MEFFIT: Modify Constrained Electron Density

Authors: Doug Collins and Jim Stewart

Contact: Jim Stewart, Department of Chemistry,

University of Maryland, College Park, MD 20742, USA

MEFFIT combines a positive definite map of constrained exponential electron density formed by MEDENS and a difference map prepared by FOURR using phases calculated by RFOURR from the MEDENS output map. The effect of this process is to produce a new map such that the maximum entropy phases and the observed structure moduli will be produced upon Fourier transformation of the new map. MERUN may be used to set up an input stream to drive all the programs needed in the refinement process.

Method

The focus of program MEFFIT is adjustment of a positive definite density map toward agreement with observed structure factor magnitudes. The designed application is sequential improvement of an imperfectly phased set of structure factors through manipulation of its corresponding noisy or low resolution density function by MEDENS, MEFFIT, and necessary Fourier routines. On a grid suitably fine for the desired final resolution, an initial electron density function is converted by MEDENS into a maximum-entropy density, which is a positive definite exponential function. This map is used as input to RFOURR to calculate structure factors (including phases), which can be subsequently used in FOURR to form a companion difference electron density map.
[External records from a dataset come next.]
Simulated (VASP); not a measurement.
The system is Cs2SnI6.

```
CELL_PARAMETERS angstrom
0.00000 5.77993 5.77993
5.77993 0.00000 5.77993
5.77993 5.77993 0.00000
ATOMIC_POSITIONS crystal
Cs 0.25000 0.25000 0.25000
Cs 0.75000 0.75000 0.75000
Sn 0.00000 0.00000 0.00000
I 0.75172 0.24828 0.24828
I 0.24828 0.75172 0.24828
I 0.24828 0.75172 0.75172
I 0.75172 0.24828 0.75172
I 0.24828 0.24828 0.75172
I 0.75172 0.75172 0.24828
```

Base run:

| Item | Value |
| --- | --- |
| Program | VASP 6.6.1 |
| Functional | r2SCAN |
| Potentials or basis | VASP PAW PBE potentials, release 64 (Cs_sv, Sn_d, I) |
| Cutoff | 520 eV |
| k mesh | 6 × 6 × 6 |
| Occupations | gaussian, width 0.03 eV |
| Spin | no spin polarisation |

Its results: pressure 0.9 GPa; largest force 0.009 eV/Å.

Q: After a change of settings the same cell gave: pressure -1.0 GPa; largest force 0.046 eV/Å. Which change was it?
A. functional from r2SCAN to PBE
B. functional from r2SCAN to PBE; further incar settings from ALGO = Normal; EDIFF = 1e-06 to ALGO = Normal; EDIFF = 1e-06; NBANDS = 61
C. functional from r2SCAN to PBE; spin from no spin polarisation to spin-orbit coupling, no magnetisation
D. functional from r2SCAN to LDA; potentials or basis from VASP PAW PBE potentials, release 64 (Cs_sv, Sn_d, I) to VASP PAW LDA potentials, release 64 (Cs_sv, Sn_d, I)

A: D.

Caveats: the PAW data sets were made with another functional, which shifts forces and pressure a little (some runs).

MEFFIT generates a new positive-definite exponential density in a maximum-entropy adjustment of the prior exponential density. The new density is computed by pointwise multiplication of the former by exp{constant*difference density}, then scaled to restore the original mean value. As a stand-alone process, this combination of a positive definite density, and the difference density which it implies, constitutes one maximum-entropy step in the adjustment of a positive definite density to match better the experimentally observed moduli.

A useful number of MEFFIT steps is likely to be in the range 4 - 10. The associated file handling of prior, difference, and updated maps, in addition to the usual bdf handling, is simple but a source of confusion. For the usual iterative application of MEFFIT, MERUN can be used to construct the Xtal input stream and run the programs. Although the criterion for completion might be a target R value which is suitably small, if the R value is changing slowly after several iterations it is unlikely that further substantive change is occurring in either the structure factor phasing or the exponential density itself. In any case, the process is exceptionally stable, and not critically dependent on the termination point.

After the desired number of iterations has been run, the last part of which is RFOURR to compute structure factors, the final Fobs Fourier map may be calculated. This gives the electron density in its standard formulation, but with structure factor phasing corresponding to the final exponential density. This whole process has the structure: FOURR; MEDENS; RFOURR; (FOURR; MEFFIT; RFOURR); FOURR; in which the parentheses show the inner loop of programs.

File Assignments

Reads maximum entropy map from file me1

Reads difference map from file me2

Writes adjusted maximum entropy map to file mem

Example

MEFFIT ac 3.99

See MERUN documentation for an example of how this input is meshed with that of MEDENS, RFOURR, and FOURR to carry out the refinement process.

References

Collins, D.M. and Mahar, M.C. 1983. Electron Density: An Exponential Model. Acta Cryst. A39, 252-256.